Shared Services Benefits
The benefits of a dedicated shared services organisation focused on guiding and supporting Community Organisations are very achievable and sustainable. Trinity College Dublin carried out a detailed study in 2019 to look specifically look at the benefits of CRANN as a shared services organization and its contribution to the community. These benefits include the following:
Benefits of CRANN Shared Services
CRANN identifies actions that need to be taken to ensure the services are sustainable through a rigorous assessment of the financial structure and delivers cost effectiveness through its guidance and support.
CRANN’s expertise in Service Management, HR Management and Financial Accounts for example is tried and tested delivering high quality service to member organisations.
One of the areas that CRANN has a particular strength in is Governance and how governance is achieved through its structures and procedures. This gives peace of mind and minimizes any potential exposures in this area.
In providing Shared services across a range of management and administration areas Service Centre Managers can spend substantially less time working on these areas and more time delivering their core service to the community.
CRANN has the ability to utilize its resources to support an organisation that has an immediate need or requires help with a specific project through the flexibility and commitment of its staff.
One of CRANN’s mantras is ‘We Listen, We Advise, We Guide, We Support. Feedback from member organisations and backed up by the Trinity College Dublin study gives support to view that CRANN delivers on its purpose.
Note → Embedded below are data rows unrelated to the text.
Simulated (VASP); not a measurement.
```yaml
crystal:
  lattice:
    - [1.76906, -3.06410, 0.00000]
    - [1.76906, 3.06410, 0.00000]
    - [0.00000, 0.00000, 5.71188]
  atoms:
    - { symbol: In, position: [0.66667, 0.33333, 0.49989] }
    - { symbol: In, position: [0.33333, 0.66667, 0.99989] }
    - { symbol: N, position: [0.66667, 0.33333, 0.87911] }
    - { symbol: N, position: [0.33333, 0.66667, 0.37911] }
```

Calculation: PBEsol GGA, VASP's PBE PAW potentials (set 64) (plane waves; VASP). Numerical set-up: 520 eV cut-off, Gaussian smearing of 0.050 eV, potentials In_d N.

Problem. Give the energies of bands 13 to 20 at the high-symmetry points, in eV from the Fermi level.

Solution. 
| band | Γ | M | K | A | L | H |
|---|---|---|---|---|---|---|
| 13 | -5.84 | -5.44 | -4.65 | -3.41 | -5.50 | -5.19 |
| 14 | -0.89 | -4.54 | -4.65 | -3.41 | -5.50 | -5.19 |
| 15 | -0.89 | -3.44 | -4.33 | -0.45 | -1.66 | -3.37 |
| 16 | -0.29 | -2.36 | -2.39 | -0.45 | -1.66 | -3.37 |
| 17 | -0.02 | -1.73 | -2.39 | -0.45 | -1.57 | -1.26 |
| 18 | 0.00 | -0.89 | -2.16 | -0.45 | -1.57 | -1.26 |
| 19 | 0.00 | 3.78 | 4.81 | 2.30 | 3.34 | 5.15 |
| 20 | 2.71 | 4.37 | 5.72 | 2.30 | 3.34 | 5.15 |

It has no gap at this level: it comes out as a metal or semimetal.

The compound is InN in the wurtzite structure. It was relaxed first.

Benefits of Shared Service - Member Focus Group
"More time for staff and site management to focus on children"
"Staff able to focus on using mentoring, reflective practice, assessments to improve teaching and learning."
"Shared Services enables euros and time to be reinvested in teaching and learning."
"Sharing staff promotes efficiency; eliminates duplication of effort."
"Reduced administrative costs provides more investment in staff."